It’s not as though there are no joys along the way, no pleasant perks or satisfactions. Indeed, there are many good things, by the grace of God, for which to give Him thanks and praise. He both leads and follows after you, your Vanguard and your rear Guard both, your right hand and left. And He feeds you on the way; He opens up His hand to provide you with everything you need.
But life in the wilderness is hard. You work hard, and it’s a struggle to keep your head above water, to make ends meet, and to get ahead. No matter how secure your investments, and no matter how safe your neighborhood, there are threats and dangers that may still lay hands on you. And all around you, near and far, your neighbors in the world are falling prey to foul play and disaster.
Some of what you read and hear about, and some of what you know firsthand, may seem like the natural consequences of poor decisions, reckless behavior, or a lack of any foresight and planning. If it befalls someone you don’t know, or someone you don’t like, you’re likely to wag your finger and your tongue; and if it happens to a friend, you may commiserate and shake your head in that sad and knowing way you have. But such things won’t happen to you, right?

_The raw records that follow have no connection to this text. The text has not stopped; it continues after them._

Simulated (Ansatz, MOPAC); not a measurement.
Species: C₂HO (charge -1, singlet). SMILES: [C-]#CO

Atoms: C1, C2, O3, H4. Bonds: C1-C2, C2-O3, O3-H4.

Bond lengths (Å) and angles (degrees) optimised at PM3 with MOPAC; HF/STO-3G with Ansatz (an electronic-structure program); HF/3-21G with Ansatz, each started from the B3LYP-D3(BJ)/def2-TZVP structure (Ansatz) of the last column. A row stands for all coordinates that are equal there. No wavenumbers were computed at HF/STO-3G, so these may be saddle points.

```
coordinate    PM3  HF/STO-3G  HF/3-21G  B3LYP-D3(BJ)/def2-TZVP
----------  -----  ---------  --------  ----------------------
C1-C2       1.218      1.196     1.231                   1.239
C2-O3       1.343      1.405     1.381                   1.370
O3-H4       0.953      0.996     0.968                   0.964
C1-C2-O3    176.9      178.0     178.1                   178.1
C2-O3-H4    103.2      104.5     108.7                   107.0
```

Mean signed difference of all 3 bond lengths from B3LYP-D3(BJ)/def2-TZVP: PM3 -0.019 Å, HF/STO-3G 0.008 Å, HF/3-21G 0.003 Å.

Be careful. If you think that you are standing tall and fast, take heed, lest you fall down hard.
There are those calamities, of course, where no amount of planning ahead or being careful make any difference at all. Like a sinkhole opening up beneath your home and swallowing you alive while you sleep in your own bed. Or minding your own business, going about your day, doing what you’re supposed to be doing, and yet, ending up in the wrong place at the wrong time when someone you don’t even know finally snaps and goes postal.
There, indeed, but for the grace of God, go you.
But what is the point or purpose of it all, and what’s your plan? Is it a matter of being savvy and working hard? Or is it chance? A game of luck, be it good or bad, but not of strategy or skill?
As a Christian, you know better. The Word and Spirit of God have taught you so: He has made you and all creatures, and He still takes care of you. Even in the wilderness. Bad stuff happens, but He remains faithful. All of creation is under the curse of sin and death, but there is still hope.
For the Lord your God has entered His creation and become flesh; He has taken your sins upon Himself and lived in the wilderness; He has suffered your death, and He has risen from the dead.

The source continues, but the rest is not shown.